Hugo Reading Progress

2024 Hugo Awards Progress
13 items read/watched / 57 total (22.81%)

23 September 2020

Review: The Relentless Moon by Mary Robinette Kowal

Published: 2020
Acquired: July 2020
Read: August 2020

The Relentless Moon by Mary Robinette Kowal

The third "Lady Astronaut" book takes place in parallel to the second, showing us what was happening on the lunar base at the same time Elma York was headed for Mars. This means a new narrator, Nicole Wargin, wife of the governor of Kansas; she was a minor character who I only vaguely remember from the previous books.

I found it tough to get into at first. Wargin herself I didn't find very sympathetic as a narrator, and though I think some of that might be gender bias on my part, I still wasn't enjoying the experience. I felt like her reactions to things were often off. The plot, too, took a while to become interesting; it seems as though someone is trying to sabotage the space program, but at first this is a repetitive series of dangerous incidents followed by people going, "Gosh, could there be a traitor?" But once Wargin gets into space and the polio hits the lunar colony, the book picked up steam, becoming a gripping thriller. The overall effect of the book is quite tense, and after an on-and-off start, I read it voraciously through to the end. I love space disaster stories, and this is a good one. There are also some pretty emotional beats that I did not see coming, and which really worked. The very last scene had me tearing up! And after not liking Wargin at first, I came to really understand her; Kowal does a good job of balancing all the different aspects of her psychology into a complete character.

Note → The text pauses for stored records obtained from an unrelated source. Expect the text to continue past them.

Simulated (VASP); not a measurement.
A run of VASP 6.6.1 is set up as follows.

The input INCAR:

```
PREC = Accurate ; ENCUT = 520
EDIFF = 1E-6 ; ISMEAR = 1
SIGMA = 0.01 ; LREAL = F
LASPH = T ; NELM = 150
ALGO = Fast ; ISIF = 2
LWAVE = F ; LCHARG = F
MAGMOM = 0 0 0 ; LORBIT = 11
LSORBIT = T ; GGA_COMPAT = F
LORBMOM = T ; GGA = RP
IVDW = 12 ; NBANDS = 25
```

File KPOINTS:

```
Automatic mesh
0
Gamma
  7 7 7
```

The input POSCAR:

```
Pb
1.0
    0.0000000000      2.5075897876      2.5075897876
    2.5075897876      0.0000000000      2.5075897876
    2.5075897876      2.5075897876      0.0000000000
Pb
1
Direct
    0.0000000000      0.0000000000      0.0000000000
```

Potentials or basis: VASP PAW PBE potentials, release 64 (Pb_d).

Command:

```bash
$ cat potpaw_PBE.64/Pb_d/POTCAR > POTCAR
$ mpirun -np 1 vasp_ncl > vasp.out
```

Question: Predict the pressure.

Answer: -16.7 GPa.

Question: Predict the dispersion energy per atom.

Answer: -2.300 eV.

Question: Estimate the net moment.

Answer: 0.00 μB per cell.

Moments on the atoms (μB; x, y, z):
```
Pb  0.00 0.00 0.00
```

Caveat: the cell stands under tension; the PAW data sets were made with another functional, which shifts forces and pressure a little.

There are two things that bothered me. One, I don't know why what Wargin did during the war was held back from the reader for so long; it felt contrived to do so. Two, I felt like it occasionally took the characters too long to think of solutions; four days of lost contact with Earth before someone looks through a telescope? But I liked this a lot, and in some ways it's more successful though I would say less ambitious than the first Lady Astronaut novel. I will probably put it on my Hugo nominating ballot.